Web Scraping with Selenium and Beautiful Soup to Create Models in Django
Introduction
In this tutorial, I’ll give a basic introduction to web scraping with Selenium and Beautiful Soup, and integrating these tools into a Django project. We’ll make a web scraper that grabs data from an external source, and creates new Django model objects directly from that data. This guide assumes you have a general understanding of the Django framework, and a working project to start with.
We’ll be working with a Django website that serves as a platform for reviewing Nintendo Switch games. Each game on our website is represented by a game model with fields for the title, description, price, etc. Rather than entering this information manually every time we add a new game, we’ll use our web scraper to get this information directly from Nintendo’s website. By the end of this tutorial, we’ll be able to enter the URL of the game we want to add into a custom page within the admin panel, and our Django project will scrape the data we need and create a new game listing for us.
Overview
We’ll be using the following tools:
The Selenium API is a powerful browser automation tool, and we’ll be using it to open up a new browser window, navigate to the webpage we want to scrape, and grab a copy of the page’s HTML source. Note that the Requests python library can also be used for this process and is actually easier to implement, but I chose to use Selenium for reasons explained later.
Geckodriver allows the Firefox browser to be controlled remotely. In this project, it serves as an interface between Selenium and Firefox - webdriver calls sent by Selenium will be translated into the Marionette Remote Protocol understood by Firefox. ChromeDriver is the equivalent tool for Google Chrome.
Beautiful Soup is a Python library for parsing and extracting data from HTML and XML files. After getting a copy of the website using Selenium, we’ll use Beautiful Soup to parse the HTML code and extract the data we want.
This tutorial can be broken down into the following steps - skip ahead to whatever section sounds most useful!
- Installing the necessary tools
- Creating our python script for web scraping
- Updating the admin panel to automatically create a new model instance
Installing Selenium, Beautiful Soup, and Geckodriver
Within our Django project, let’s first make sure we’re working within a virtual environment (venv). This provides an isolated space to install python packages, ensuring we won’t get any conflicts with other projects. If you don’t yet have a venv, you can read more about them here.

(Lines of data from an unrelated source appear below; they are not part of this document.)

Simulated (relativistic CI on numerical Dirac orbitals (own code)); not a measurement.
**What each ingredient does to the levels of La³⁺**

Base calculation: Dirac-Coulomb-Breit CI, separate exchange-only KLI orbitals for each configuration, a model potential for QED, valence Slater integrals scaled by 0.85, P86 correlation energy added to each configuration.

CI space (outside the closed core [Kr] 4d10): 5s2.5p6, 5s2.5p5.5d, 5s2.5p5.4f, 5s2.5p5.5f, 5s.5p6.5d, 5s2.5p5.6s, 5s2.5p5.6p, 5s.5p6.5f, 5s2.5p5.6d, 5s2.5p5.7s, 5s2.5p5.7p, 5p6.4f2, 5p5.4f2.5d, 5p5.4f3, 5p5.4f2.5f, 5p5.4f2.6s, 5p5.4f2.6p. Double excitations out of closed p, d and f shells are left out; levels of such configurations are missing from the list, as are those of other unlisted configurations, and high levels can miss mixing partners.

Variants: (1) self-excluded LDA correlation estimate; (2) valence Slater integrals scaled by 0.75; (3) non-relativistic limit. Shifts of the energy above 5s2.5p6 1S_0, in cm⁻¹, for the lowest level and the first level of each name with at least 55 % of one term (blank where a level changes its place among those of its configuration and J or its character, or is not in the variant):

Within the venv, we can then install Selenium and Beautiful Soup using the following commands:
pip install selenium
pip install beautifulsoup4
That’s it! Those are the only additional python packages we need. We can update requirements.txt to reflect these changes:
pip freeze > requirements.txt
Next, we need to install the correct driver for our browser. As mentioned before, if you use Firefox you’ll need Geckodriver, and if you use Google Chrome you’ll need ChromeDriver. Installation varies between driver and OS. I personally use Firefox. On my Linux machine, no additional setup was necessary to get Geckodriver working - its included with the Firefox package on most distributions. On Windows the process is a bit more involved, but here’s a great guide to get you started.
Creating the web scraper
With the necessary tools installed, we can create a python script scraper.py
to implement our web scraper. Where you place this script depends on the layout of your project; I chose to place mine within the Django app directory so that I can easily access it from admin.py
. The layout might look something like this:
django_project
|-- django_project
| |-- __init__.py
| |-- __pycache__
| |-- asgi.py
| |-- settings.py
| |-- urls.py
| `-- wsgi.py
|-- djvenv
|-- manage.py
|-- requirements.txt
`-- django_app
|-- admin.py
|-- apps.py
|-- forms.py
|-- migrations
|-- models.py
|-- scraper.py <--- Our added python script
|-- templates
|-- tests.py
|-- urls.py
`-- views.py
Open the script with your editor of choice and let’s get started. First we need to import Selenium and Beautiful Soup:
from selenium import webdriver
from bs4 import BeautifulSoup
I chose to place the web scraper within a python function that I can call from elsewhere in my Django project. We’ll pass the URL of the website we want to scrape to this function.
def ScrapeURL(URL):
... more code here...
Within the function, we start a new session with Selenium by creating a driver object, specifying the browser we wish to use. Then we tell the browser to open the website at the given URL - in our case, we’ll be sending it the URL of a game on the Nintendo website:
driver = webdriver.Firefox()
driver.get(URL)
Let’s test our function to make sure everything is installed correctly:
from selenium import webdriver
from bs4 import BeautifulSoup
def ScrapeURL(URL):
driver = webdriver.Firefox()
driver.get(URL)
testURL = "https://www.google.com/"
ScrapeURL(testURL)
We can run this script with python scraper.py
. We should see a new Firefox window open up and navigate to Google.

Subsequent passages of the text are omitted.